Consider the process of dividing a line segment into two equal parts by constructing the midpoint. Record the number of midpoints constructed for each iteration, the number of segments, and the length of each segment in a table like the one below, or in a spreadsheet, or in your calculator.

The segment below is one unit long. Use this segment as the basis of your investigation and fill in your table.

What patterns do you observe in your table?

What is the relationship between the entries in the number of segments column? How many segments could be formed if 10 midpoints were constructed? How many segment could be formed if n (where n is any non-negative integer) midpoints were constructed?

What is the relationship between the entries in the length of each segment column? How long would each segment be if 10 midpoints were constructed? How long would each segment be if n (where n is any non-negative integer) midpoints were constructed?

What is the relationship between the entries in the number of midpoints column?

It is hard to compare the entries in the number of segments column since the counts are based on segments of different lengths. Is it possible to restructure this experiement so that the counts are all based on segments of the same length?

Now consider the process of doubling the length of a given segment.

For example: Consider the following segment, AB, of length one unit.

If we constructed a segment AC whose length was twice that of AB then how long would the new segment be?

Easy! 2 units.

Repeat the construction.

Record the number of doubles constructed, the total number of segments, and the length of each segment in a table like the one below, or in a spreadsheet, or in your calculator.

What are the similarities and differences between this table and the one you constructed for the midpoints?

In this table what is the relationship between the entries in the number of segments column? How many segments would their be after 10 doubles had been constructed? How many segments would their be after n doubles had been constructed?
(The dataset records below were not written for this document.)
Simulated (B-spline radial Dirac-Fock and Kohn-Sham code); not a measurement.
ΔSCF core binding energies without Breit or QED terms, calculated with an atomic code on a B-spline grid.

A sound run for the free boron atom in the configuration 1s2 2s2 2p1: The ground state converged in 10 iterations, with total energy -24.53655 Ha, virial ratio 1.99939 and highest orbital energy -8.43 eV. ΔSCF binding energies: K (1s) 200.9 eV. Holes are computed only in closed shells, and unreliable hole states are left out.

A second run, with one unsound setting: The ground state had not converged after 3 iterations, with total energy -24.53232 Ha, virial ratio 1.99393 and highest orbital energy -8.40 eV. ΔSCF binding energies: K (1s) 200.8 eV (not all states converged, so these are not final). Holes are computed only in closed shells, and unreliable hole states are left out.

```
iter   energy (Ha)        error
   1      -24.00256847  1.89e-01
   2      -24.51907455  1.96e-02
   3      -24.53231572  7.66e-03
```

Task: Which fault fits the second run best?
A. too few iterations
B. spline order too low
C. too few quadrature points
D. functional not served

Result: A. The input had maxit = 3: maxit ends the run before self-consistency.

Now suppose that you wanted to extend your table to include finding the midpoint as well as doubling. Keep in mind that we want the length of each segment to stay the same. How would you do this? What would your table look like? What would finding the midpoint mean in terms of number of doubles?

I have included a GSP sketch to help you a bit if you are stuck. Click
**HERE** to see it. Then fill in
the table again.

Now can you write each of the number of segments entries using exponents?

What mathematical operation would you use to travel up the number of doubles column? What mathematical operation would you use to travel down the number of doubles column?

What mathematical operation would you use to travel up the number of segments in exponential form column? What mathematical operation would you use to travel down the number of segments in exponential form column?

If 10 doubles were constructed, how many segments of one unit each would you have? If you have one thirty-second of a segment how many doubles were constructed?

**Reflecting on patterns**

Explain what you think the exponents explored in this activity mean?

Explain what the number 2 had to do with this activity?

Using doubling, is it ever possible to get 0 segments? If so how, if not how close can you get?

If you were trying to get 0 segments, how might you do it?